How Rogue ISPs Tamper With Geofeeds

Precise geolocation information for IP addresses has emerged from a niche requirement to a ubiquitous demand. While the country an IP address is (allegedly) related to has long been used for applications such as network traffic distribution and coarse geoblocking, today, state-, city- and sometimes even district-level geolocation information is crucial for modern security measures, such as fraud detection. Data brokers, advertisers, defenders, and investigators alike are interested in having precise and up-to-date information on the physical location of an IP address at their disposal. The demand for such information has nurtured an entire industry, with US-based vendor MaxMind probably being the most commonly referred to source for geolocation information.
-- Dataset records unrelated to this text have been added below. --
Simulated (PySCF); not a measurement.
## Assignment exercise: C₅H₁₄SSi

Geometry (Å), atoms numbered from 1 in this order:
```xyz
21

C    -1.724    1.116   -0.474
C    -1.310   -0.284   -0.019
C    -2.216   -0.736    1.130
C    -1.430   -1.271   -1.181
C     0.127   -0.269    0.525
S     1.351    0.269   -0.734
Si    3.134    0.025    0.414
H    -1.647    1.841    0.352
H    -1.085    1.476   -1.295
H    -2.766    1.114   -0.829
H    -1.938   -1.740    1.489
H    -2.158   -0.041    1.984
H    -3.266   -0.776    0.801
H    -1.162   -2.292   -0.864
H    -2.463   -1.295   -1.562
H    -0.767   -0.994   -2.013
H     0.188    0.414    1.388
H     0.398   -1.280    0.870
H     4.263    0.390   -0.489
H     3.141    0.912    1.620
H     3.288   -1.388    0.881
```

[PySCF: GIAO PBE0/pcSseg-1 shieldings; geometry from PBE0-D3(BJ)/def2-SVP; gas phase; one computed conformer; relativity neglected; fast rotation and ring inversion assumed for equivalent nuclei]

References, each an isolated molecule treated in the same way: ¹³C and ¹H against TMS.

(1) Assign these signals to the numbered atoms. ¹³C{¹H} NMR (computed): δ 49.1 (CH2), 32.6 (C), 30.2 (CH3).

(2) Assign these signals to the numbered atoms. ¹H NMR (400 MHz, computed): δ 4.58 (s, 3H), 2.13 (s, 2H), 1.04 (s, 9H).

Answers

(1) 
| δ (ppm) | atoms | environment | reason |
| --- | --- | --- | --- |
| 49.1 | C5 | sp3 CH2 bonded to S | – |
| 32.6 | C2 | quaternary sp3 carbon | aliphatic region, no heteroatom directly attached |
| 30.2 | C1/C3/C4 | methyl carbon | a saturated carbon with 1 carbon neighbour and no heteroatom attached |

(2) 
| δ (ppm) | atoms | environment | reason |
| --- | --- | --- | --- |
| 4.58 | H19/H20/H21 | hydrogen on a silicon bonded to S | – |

Photo by GeoJango Maps on Unsplash

However, a steady demand in geolocation information beyond a country-level has incentivized efforts to allow ISPs to propagate such information independently, perhaps further driven by MaxMind’s EULA changes for its free GeoLite2 databases in 2019, which has caused problems particularly among the open-source community.

A result of this development is IP Geolocation Feeds, commonly abbreviated as “geofeeds.” By publishing these, ISPs can ensure that geolocation database vendors, among others, are more likely to learn about and subsequently return correct information for the IP networks under an ISP’s control.

Unfortunately, threat actors are leveraging geofeeds as well, and have been observed publishing forged information, presumably with the objective of circumventing access control measures (such as country-level geoblocking) and hampering investigations. This blog post strives to shed light on a particularly noteworthy example, which also serves as a case study for discussing the viability of geofeeds as OSINT pivot points. Furthermore, countermeasures for defenders and investigators are suggested.

Blog post authored by DCSO CSIRT/Threat Research Team.

A Primer On Geofeeds

Specified in RFC 8805, IP Geolocation Feeds — commonly abbreviated as “geofeeds” — allow ISPs to distribute information on the physical location of IP networks, consisting of country, region/state, city, and ZIP code. Such information can then be parsed and (comparatively) easily included in geolocation databases for improved accuracy. A separate internet standard, RFC 9092, discusses how to discover and verify geofeeds at scale in a structured fashion, such as in Regional Internet Registry (RIR) databases.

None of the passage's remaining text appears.